Koichiro Matsuura has an interesting editorial in yesterday’s Miami Herald on Odyssey Marine, underwater archaeology and the Black Swan wreck. He is exactly right about the number of wrecks under the sea, how important they are, and what a resource they could be if excavated scientifically. I agree that commercial exploitation certainly damages underwater archaeological sites, but UNESCO needs to do a better job of bridging the gap between archaeology and commerce.
Rather than attempting to ban all commercial use of underwater sites, why not move forward and show how commercial exploitation can be sensitive to the archaeological context when done properly? Instead of taking a combative approach, why not co-opt these salvage operations as archaeological efforts?
Admiralty law is one of the oldest branches of the law, dating back thousands of years. The presumption has long been that the salvor will be entitled to a portion of what they find on the ocean because they have risked their equipment, or their lives in some cases to salvage underwater sites. That general position will not change any time soon. The 2001 UNESCO Underwater Heritage Convention takes an aggressive line, and prohibits all commercial exploitation of underwater cultural heritage. This is a step many nations will refuse to take. Only 15 nations have signed on, and the convention requires 20 before it enters into force. In this case, by arguing too vehemently, I think UNESCO has left itself with no say on the disposition of underwater sites found in international waters.
Here is the full text of Matsuura’s editorial:
By KOICHIRO MATSUURA
It may be the richest treasure ever discovered in a shipwreck — hundreds of thousands of gold and silver coins. A private firm announced it had recovered them from a colonial-era vessel, dubbed the ”Black Swan.” The story came out last May and attracted worldwide attention. But the Black Swan isn’t a unique case. A few months ago, important finds were made of sunken ships, and at least one of them, off the coast of Cirebon, in Java, was destroyed. Many other such wrecks have been found and looted in recent years, in locations ranging from the northern Atlantic to the South China Sea.
Underwater cultural heritage is as precious as heritage on land. It comprises archaeological sites of great significance such as the ruins of the Alexandria lighthouse, one of the ancient world’s seven wonders; the Carthage of antiquity in North Africa; the fabulous Mahabalipuram and Dwarka temples in India; and numerous Neolithic villages that remain submerged in the Black Sea.
It also includes the remains of King Philip II of Spain’s invincible Armada and Kublai Khan’s fleet, as well as an estimated three million sunken ships scattered on the ocean floors. These underwater archaeological sites are often better preserved than sites on dry land because cultural heritage is protected by a slow rate of deterioration and the lack of oxygen. Their inaccessibility further shields them from looting. They can therefore teach us a great deal about the origins and history of civilization.

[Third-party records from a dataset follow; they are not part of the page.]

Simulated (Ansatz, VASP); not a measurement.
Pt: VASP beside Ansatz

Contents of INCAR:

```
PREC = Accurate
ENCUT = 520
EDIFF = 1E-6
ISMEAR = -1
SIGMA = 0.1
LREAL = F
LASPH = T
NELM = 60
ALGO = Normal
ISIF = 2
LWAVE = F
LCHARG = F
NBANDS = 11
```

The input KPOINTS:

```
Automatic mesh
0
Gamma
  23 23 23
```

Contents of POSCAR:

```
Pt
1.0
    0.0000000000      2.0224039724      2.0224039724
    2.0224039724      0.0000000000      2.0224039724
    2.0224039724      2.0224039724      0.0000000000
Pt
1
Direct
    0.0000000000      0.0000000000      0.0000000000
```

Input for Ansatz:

There is an urgent need to protect this underwater cultural heritage, which for the last several years has come increasingly under threat. Technical progress in detection and diving and escalating prices on the international market for objects snatched from the deep have led to the loss of many particularly valuable archaeological sites and seen their precious cultural objects dispersed. The problem is further aggravated by the overly prevalent view of such archaeological sites as ”treasures” that can be discovered and appropriated. They should in fact be considered essential elements of a common cultural heritage, as communal property to be preserved.
The perspective must change. UNESCO has been fighting for years to change it. In November 2001, its General Conference adopted the Convention on the Protection of the Underwater Cultural Heritage. This international treaty, which now counts 15 states parties, will enter into force when 20 countries have ratified it.
The UNESCO text defines underwater cultural heritage as ”all traces of human existence having a cultural, historical or archaeological character that have been partially or totally under water, periodically or continuously, for at least 100 years.” It promotes in situ preservation, given the importance of the historical context of the submerged cultural objects as well as the favorable conditions for conserving these objects, namely the lack of oxygen and slow deterioration as long as they remain underwater.
Without presuming to resolve the sensitive issue of property of cultural objects that may be disputed between several states — generally the state of the ship’s flag and the coastal state — and without prohibiting professional archaeology or preventing recovery activities by explorers working in responsible ways, the text establishes the principle that “Underwater cultural heritage shall not be commercially exploited.”
The international community must mobilize to ratify the Convention on the Protection of the Underwater Cultural Heritage. If we condemn acts of looting in which archaeological sites are gutted with bulldozers or Mayan steles and Khmer sculptures torn out with chain-saws, then we must also sanction underwater looting that deprives future generations of the context surrounding artifacts. The international community must have means at its disposal that are commensurate with its ambitions to protect the integrity of its underwater cultural heritage.
Koichiro Matsuura is director-general of UNESCO.